The debate begins at 9 p.m. Eastern time on Fox News Channel.

It comes at a crucial point in this entirely unexpected GOP primary. Trump dominated the primaries of “Super Tuesday” this week, and now he has a significant lead over his top rival, Sen. Ted Cruz, R-Texas, in the race for Republican convention delegates.

But in a divided field, Trump has still won less than half of all the delegates awarded so far. That leaves his opponents with a viable – but risky and destructive – strategy. The only way to stop Trump from winning the Republican nomination may be to stop anyone from winning it: dividing up the delegates so that no one has a majority.

Then, the theory goes, the party would head into a chaotic, divided convention – the first true “floor fight” for any party in decades – and hope that a candidate other than Trump would emerge.

For Trump’s rivals, the next step in that battle will come Thursday.

The front-runner is likely to come under furious attack from Cruz and Sen. Marco Rubio , Fla., who have sought to portray Trump as a “con artist” hoodwinking voters with promises he can’t keep. They frequently mention “Trump University,” which was not a school but a series of real-estate seminars, and now is the subject of three lawsuits in which students say Trump bilked them with misleading promises.

Both Rubio and Cruz had given Trump a pass for months before turning on him at the last debate a week ago. A few days later, on “Super Tuesday,” Rubio said that those last-minute attacks had worked, and that they had cut into Trump’s leads in places like Virginia.

The problem was that Trump still won Virginia. And six other states.

Cruz, by contrast, won three of the states up for grabs that night. Rubio won just one.

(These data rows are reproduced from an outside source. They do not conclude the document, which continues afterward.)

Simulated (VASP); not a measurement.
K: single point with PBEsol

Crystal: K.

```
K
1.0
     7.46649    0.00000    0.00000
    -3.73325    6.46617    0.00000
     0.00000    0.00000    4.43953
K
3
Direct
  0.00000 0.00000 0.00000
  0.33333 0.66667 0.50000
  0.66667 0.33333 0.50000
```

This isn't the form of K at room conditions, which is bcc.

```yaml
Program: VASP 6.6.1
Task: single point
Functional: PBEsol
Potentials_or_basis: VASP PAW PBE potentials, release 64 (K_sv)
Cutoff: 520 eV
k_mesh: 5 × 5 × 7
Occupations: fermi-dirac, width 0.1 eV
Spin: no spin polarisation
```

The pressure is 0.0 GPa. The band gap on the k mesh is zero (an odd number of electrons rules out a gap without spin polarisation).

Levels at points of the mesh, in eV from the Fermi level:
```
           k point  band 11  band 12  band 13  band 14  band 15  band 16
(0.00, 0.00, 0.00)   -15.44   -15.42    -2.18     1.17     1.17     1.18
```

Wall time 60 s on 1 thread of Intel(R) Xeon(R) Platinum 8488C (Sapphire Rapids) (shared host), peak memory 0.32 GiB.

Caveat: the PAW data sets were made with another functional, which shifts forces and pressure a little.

In Thursday’s debate, Trump will most likely also be confronted with the words of the last GOP nominee, former Massachusetts governor Mitt Romney. In a speech in Utah on Thursday morning, Romney was expected to echo the attacks of Rubio and Cruz and label Trump a fraud.

“Donald Trump is a phony, a fraud,” Romney will say, according to a speech prepared for delivery Thursday morning at the University of Utah’s Hinckley Institute of Politics. “His promises are as worthless as a degree from Trump University. He’s playing the American public for suckers: He gets a free ride to the White House, and all we get is a lousy hat.”

In recent days, Trump has hit back against both of his top challengers, calling Rubio a “little senator” and calling Cruz a liar. He has also dismissed Romney, blaming him for the GOP’s 2012 loss to President Obama.

In Thursday’s debate, Trump will also face Kelly, one of the three moderators. In the first GOP debate in August, Kelly had asked Trump a question about his past unpleasant comments about women: “How will you answer the charge from Hillary Clinton, who was likely to be the Democratic nominee, that you are part of the war on women?”

Trump answered the question: “What I say is what I say. And honestly Megyn, if you don’t like it, I’m sorry. I’ve been very nice to you, although I could probably maybe not be, based on the way you have treated me. But I wouldn’t do that.”

Afterward, Trump complained that the question was too harsh, and seemed to blame it on Kelly’s menstrual cycle. “You could see there was blood coming out of her eyes, blood coming out of her wherever,” Trump said. The next time Fox News hosted a debate, in Iowa, Kelly was again a moderator – but Trump boycotted the event, holding a fundraiser for veterans’ charities instead.

In the lead-up to this debate, Kelly told the Associated Press that she believed Trump – now a veteran candidate – was better prepared for the hard questions of a presidential debate.

“I think at this point in the game he understands better how these things go. He knows he can handle me. He can handle any interviewer,” she said.

Also in the debate will be Ohio Gov. John Kasich, a relative moderate whose best showings in this primary season have been second-place finishes in New England states: Massachusetts, Vermont and New Hampshire.

In the last debate, Kasich did not participate in the attacks on Trump.

Instead, he seemed to be holding his own private event at the side of the stage, ignoring the fighting next to him and trying to speak directly to voters. “Shoot for the stars. America’s great, and you can do it,” he said in his opening statement.

Now, however, Kasich is under increasing pressure to fight or flee the race.

Kasich’s best hope for the nomination was that he could win Midwestern states like Ohio and Michigan, and begin a last-minute comeback. But now, polls show him trailing badly in Michigan, where Trump is leading with the Republican primary looming March 8. One recent poll showed Kasich losing to Trump even in his own home state, which will hold its vital, winner-take-all primary March 15.

If Kasich wants to win those states, he may have to enter the fray against Trump.

If Kasich doesn’t want to enter the fray, he may come under increasing pressure from other Republicans to drop out so that his voters might flow to another Trump challenger.

This will be the first GOP debate without retired neurosurgeon Ben Carson, who said Wednesday that he did not see a “path forward” for his campaign. Carson – a Christian conservative who last year briefly challenged Trump for the lead in national GOP polls – has not yet formally suspended his campaign.

Instead, he said he would not attend Thursday’s debate. Then, on Friday, Carson will make a speech about his future at the Conservative Political Action Conference, a major gathering of conservatives at a hotel in the Maryland suburbs of Washington.

Carson’s departure may not change the dynamics of the GOP race much: He has won a total of eight delegates, far behind Trump’s 319.

But it will change the Republican debates, where Carson had been the anti-Trump: a low-key, cheerful presence on a stage full of big, loud egos. He didn’t fit, and was often proud to point that out.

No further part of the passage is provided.